# The Greatest Scourge To Ever Land In America



## Thateus (Feb 12, 2015)

Just got this emailed to me from an acquaintance. Interesting to see how some of these gangs are getting their guns.
I never even thought this, I just assume most where being stolen or an occasional illegal buy. I wonder how many are doing it just for a bag of weed.
Yeah, this will be very interesting in the future when marijuana goes legal nation wide.

Oh yeah, I can see some using this to curtail our collective gun rights.
Illicit drugs have been one if not the greatest scourge to ever land in America.

*Ten accused in plot for Maine addicts to buy guns for Connecticut cocaine ring*

The handguns were purchased from pawnshops in Bangor and Brewer, and the straw purchasers were compensated with money and drugs, police allege.
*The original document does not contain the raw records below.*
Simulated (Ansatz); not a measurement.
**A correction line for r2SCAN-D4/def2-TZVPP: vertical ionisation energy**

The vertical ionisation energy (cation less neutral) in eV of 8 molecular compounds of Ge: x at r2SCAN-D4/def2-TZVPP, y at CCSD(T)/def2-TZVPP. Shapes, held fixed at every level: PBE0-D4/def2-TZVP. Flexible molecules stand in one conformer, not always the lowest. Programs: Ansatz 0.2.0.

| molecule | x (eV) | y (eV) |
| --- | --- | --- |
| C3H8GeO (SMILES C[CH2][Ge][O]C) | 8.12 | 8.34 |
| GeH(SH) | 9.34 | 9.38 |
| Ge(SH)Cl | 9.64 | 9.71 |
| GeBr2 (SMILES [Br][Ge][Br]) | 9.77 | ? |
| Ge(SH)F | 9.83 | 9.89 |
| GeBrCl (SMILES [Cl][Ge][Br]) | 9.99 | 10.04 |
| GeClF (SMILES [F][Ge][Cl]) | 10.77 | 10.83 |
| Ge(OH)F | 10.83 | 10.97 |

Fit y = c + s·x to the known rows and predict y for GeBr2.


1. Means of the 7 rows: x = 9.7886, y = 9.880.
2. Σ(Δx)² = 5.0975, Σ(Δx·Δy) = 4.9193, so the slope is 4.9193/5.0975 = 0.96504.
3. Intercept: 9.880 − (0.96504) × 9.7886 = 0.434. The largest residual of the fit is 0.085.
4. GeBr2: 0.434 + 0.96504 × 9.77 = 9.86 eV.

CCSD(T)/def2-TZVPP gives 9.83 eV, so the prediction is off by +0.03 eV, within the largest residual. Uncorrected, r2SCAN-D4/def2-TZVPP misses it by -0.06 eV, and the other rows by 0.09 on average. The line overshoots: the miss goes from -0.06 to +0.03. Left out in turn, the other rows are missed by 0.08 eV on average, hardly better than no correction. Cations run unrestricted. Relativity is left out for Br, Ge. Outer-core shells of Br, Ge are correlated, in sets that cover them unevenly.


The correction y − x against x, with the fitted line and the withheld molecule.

Federal authorities have arrested 10 people and are seeking another person in connection with a Connecticut-to-Maine cocaine ring that used drug addicts in the Bangor area to buy guns for the ring at pawnshops.

The 10 were arrested Thursday after federal prosecutors obtained indictments against them on Feb. 12 in U.S. District Court in Bangor, according to court records unsealed after their arrests.
Additional Images

"There were 11 individuals, five of whom were in custody, five of whom were arrested and one of whom is at large," Assistant U.S. Attorney Donald Clark said Friday.

Clark declined to give more details about the case, but a partially redacted eight-page indictment that was unsealed with other court records Thursday provides some information.

All 11 are accused of conspiring to distribute 280 grams or more of cocaine between Jan. 1, 2010, and Aug. 30, 2013.

Four of them - Jeffrey Benton, Christian Turner, Willie Garvin and Jeremy Ingersoll-Meserve - are accused of giving cash to addicts to buy 15 handguns from pawnshops in Brewer and Bangor, according to the indictment.

"It was part of the conspiracy that the straw purchasers made false representations in the forms that the pawnshops were required to keep in connection with the sale of each firearm," the indictment states. "It was part of the conspiracy that the straw purchasers turned the firearms so obtained to defendant Turner and others knowing these persons were not residents of the State of Maine, whereupon the straw purchasers were compensated with currency and controlled substances for engaging in the transaction."

Turner and others would then take the guns to Connecticut for Benton and others to use, according to the indictment.

The indictment identifies 15 guns purchased that way from Feb. 7, 2012, to May 16, 2013, including 9 mm, .357-caliber, .40-caliber and .45-caliber semi-automatic pistols and two .357 Magnum revolvers. They are also accused of obtaining other guns illegally from 2011 to 2012 in private transactions with Maine residents in exchange for drugs.

Benton, 30, of Brooklyn, New York, and formerly of New Haven, Connecticut, is also known as "JT," "Tallman" and "Fresh." He faces five years to life in prison if convicted.

Turner, 29, formerly of New Haven, Connecticut, is also known as "P." He faces 10 years to life in prison.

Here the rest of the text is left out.